Homeless Issues
The SDPD Mid-City Division, which includes Rolando Park, holds a monthly Homeless Coalition meeting chaired by Officer Josh Cummings on the last Tuesday of every month at 8 am. Any Mid-City Division resident interested in homeless issues is welcome to attend.
The coalition includes SDPD Mid-City officers, Neighborhood Policing Division, including the Homeless Outreach Team officers, City Park Rangers, Environmental Services Department representatives, and City Council Districts 9 and 4 representatives, County and nonprofit homeless service organizations, and residents of Mid-City communities including Rolando Park.
Anyone interested can participate in these meetings, held the last Tuesday of every month, 8am-9am at the Mid-City Division, 4310 Landis, 92105.

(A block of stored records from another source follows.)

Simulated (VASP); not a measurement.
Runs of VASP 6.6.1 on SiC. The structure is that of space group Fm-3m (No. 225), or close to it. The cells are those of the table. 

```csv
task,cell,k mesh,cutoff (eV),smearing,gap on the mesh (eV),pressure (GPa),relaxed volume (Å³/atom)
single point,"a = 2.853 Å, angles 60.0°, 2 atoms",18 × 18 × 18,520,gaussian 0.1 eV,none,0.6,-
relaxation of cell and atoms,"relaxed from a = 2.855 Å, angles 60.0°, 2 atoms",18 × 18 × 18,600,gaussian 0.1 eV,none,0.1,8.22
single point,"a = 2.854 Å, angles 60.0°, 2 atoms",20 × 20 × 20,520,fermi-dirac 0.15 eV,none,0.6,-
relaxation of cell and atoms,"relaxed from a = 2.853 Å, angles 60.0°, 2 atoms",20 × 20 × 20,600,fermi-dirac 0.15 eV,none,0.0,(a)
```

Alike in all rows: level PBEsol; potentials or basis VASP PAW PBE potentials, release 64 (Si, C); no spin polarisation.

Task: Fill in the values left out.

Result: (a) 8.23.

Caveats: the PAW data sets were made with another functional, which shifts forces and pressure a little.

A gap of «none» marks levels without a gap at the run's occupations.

Information on Get It Done reports for homeless encampments
- To report homeless encampments for intervention by SDPD, ESD (Environmental Services Department to remove encampment trash), or San Diego City Park Rangers (for City parks property), use a Get It Done report via the app or website.
- Only one GID report per encampment is necessary for these three agencies. More than one report per encampment does not give the location a higher priority. Generally, the reports are addressed in the order of receipt. Multiple reports about the same location get only one response from the three agencies, but result in more administrative time to process a response to each GIT report online.
It is helpful to give individual reports on separate encampments in the same neighborhood.
- Because Neighborhood Policing (the Division charged with responding to reports about homeless encampments) is short-staffed, they are grouping reports by geographic proximity so all available NP officers can respond to encampments within a specific area.
For example, there are usually encampments in Rolando Park on Rolando south of University, on Aragon across from the Kroc Center, and on the east side of Bonilla. Each of these separate locations need a separate report, but only one report per location. This allows NP to group their response to these locations.
- When you receive a “closed” response to a GID report, it will usually say NP made contact and closed the report. Closing a GID report does not mean that the encampment is gone. It means that the officers made contact and addressed the inhabitants with one of the four steps in the Progressive Enforcement process (from warning to citation to arrest). If the encampment remains, it is necessary to do another GID report to initiate NP making another contact with a higher level of enforcement. NP can only “enforce” a higher level of enforcement if there is an emergency shelter bed available and the homeless individual is refusing to accept that bed.
- NP and ESD try to coordinate their response at the same time so ESD can immediately clean the location as soon as the police complete their intervention. Sometimes ESD cleanup crews cannot be available at the same location at the same time. They will then come in at a later day.
- It’s important to give as much detail as possible when completing a GID report: specific location, risk of fire, observation of cooking or campfires, proximity to schools, number of individuals, amount of trash and belongings, observation of activity/behavior, if known.